Model: Cleanup and compartmentalize auto rope functions

Also handle an edge case if ratio <= 1 since NTK scaling is only used for values > 1. Signed-off-by: kingbri <bdashore3@proton.me>
2023-12-03 01:05:09 -05:00 · 2023-12-03 01:05:09 -05:00 · 27fc0c0069
commit 27fc0c0069
parent bd2c5d0d09
1 changed files with 15 additions and 17 deletions
--- a/model.py
+++ b/model.py
@ -69,20 +69,18 @@ class ModelContainer:
        self.config = ExLlamaV2Config()
        self.config.model_dir = str(model_directory.resolve())
        self.config.prepare()
-        
+
+        # Grab the base model's sequence length before overrides for rope calculations
        base_seq_len = self.config.max_seq_len

+        # Then override the max_seq_len if present
        if "max_seq_len" in kwargs: self.config.max_seq_len = kwargs["max_seq_len"]
        if "rope_scale" in kwargs: self.config.scale_pos_emb = kwargs["rope_scale"]
-        if "rope_alpha" in kwargs:
-            self.config.scale_alpha_value = kwargs["rope_alpha"]
-        else:
-            ratio = self.config.max_seq_len / base_seq_len
-            alpha = -0.13436 + 0.80541 * ratio + 0.28833 * ratio ** 2
-            if ratio == 1: alpha = 1.0
-            self.config.scale_alpha_value = alpha
-        if "no_flash_attn" in kwargs: self.config.no_flash_attn = kwargs["no_flash_attn"]

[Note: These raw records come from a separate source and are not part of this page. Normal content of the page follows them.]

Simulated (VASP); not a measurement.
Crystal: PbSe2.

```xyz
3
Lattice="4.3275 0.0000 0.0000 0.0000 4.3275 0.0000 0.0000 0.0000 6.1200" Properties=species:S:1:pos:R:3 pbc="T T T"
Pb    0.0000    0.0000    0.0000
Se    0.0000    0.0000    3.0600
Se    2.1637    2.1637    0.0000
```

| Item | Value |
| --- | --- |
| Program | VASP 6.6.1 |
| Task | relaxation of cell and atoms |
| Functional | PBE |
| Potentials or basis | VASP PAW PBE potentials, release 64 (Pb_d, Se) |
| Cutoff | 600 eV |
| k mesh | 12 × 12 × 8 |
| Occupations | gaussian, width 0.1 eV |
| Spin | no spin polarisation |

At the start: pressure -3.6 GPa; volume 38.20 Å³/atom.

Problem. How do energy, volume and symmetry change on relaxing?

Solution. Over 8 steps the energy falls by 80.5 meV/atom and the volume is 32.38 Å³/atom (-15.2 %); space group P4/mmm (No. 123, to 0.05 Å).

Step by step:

+        # Automatically calculate rope alpha
+        self.config.scale_alpha_value = kwargs.get("rope_alpha") or self.calculate_rope_alpha(base_seq_len)
+
+        if "no_flash_attn" in kwargs: self.config.no_flash_attn = kwargs["no_flash_attn"]
        if "low_mem" in kwargs and kwargs["low_mem"]:
            self.config.set_low_mem()

@ -109,14 +107,7 @@ class ModelContainer:
            self.draft_config.model_dir = str(draft_model_path.resolve())
            self.draft_config.prepare()

-            if "draft_rope_alpha" in kwargs:
-                self.draft_config.scale_alpha_value = kwargs.get("draft_rope_alpha")
-            else:
-                ratio = self.config.max_seq_len / self.draft_config.max_seq_len
-                alpha = -0.13436 + 0.80541 * ratio + 0.28833 * ratio ** 2
-                if ratio == 1: alpha = 1.0
-                self.draft_config.scale_alpha_value = alpha
-
+            self.draft_config.scale_alpha_value = kwargs.get("draft_rope_alpha") or self.calculate_rope_alpha(self.draft_config.max_seq_len)
            self.draft_config.max_seq_len = self.config.max_seq_len            

            if "chunk_size" in kwargs:
@ -124,6 +115,13 @@ class ModelContainer:
                self.draft_config.max_attn_size = kwargs["chunk_size"] ** 2


+    def calculate_rope_alpha(self, base_seq_len):
+        ratio = self.config.max_seq_len / base_seq_len
+
+        # Default to a 1 alpha if the sequence length is ever less than or equal to 1
+        alpha = 1 if ratio <= 1.0 else -0.13436 + 0.80541 * ratio + 0.28833 * ratio ** 2
+        return alpha
+
    def get_model_path(self):
        model_path = pathlib.Path(self.config.model_dir)
        return model_path